Got a chance to take a Friday off work and go on a tour instead, a group of us got to go to Mount Hertzl which is next to the Yad Veshem holocaust museum. “Ha Hertzl” is written in the topiary here in Hebrew.
Here this place is a cemetery for some of the senior members of the government and founding pioneers of the country.
Here’s a close up of this unusual Menorah, its all steel, and intricately made. If you look closely there’s some poles with pulleys for something, not sure what exactly. It looks like the whole assembly is supposed to pivot sideways in separate assemblies too.
This is the grave of Theodor Herzl the father of Zionism. Herzl was not religious, his vision was to create a Jewish nation just for Jews to love away from antisemitism, at the time there were many pieces of land chosen for a prototype Israel, some of them being Uganda (!) and Kamchatka, which is eastern Russia, before the new state of Israel seemed a better choice with its vast amount of historical value from Jewish people who had dwelled there previously. Its funny today how ‘Zionism’ is a dirty word these days associated with racism with some people when actually Hertzl was not at all religious but had a Christian friend who gave him some moral courage to make founding of a Jewish nation a reality.
This grave is quite new, the right hand one that is, its for Yitzak Shamir who died this year, his wife died previously.
This is Golda Meir, prime minister during the 1973 Yom Kippor war. A popular and kind lady she probably pre-dated Margret Thatcher commonly known as the ‘iron lady’ as a female statesman.
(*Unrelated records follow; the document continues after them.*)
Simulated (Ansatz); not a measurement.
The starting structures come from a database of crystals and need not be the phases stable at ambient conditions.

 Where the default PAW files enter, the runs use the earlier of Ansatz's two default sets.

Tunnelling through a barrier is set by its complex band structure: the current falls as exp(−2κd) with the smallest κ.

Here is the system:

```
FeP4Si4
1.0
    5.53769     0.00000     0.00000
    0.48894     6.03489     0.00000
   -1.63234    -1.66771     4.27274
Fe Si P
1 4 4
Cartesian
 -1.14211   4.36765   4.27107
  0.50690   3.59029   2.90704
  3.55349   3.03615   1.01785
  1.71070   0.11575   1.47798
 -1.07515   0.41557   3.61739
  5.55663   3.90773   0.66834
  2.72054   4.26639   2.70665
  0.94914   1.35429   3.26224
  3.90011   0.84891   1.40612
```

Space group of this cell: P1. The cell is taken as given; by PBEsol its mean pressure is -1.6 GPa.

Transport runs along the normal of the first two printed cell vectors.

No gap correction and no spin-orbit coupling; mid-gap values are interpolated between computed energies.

This is for Yitzak Rabin who was gunned down in 1994 in Tel Aviv by a lone Jewish assassin.
Of course, there are some notable exceptions, the first leader of Israel David Ben Gurion is not buried here, but in a small community in the desert, as he enjoyed living in a holiday home out there. Military leaders, fallen soldiers and Rabbis are more likely to be found in the Mount of Olives.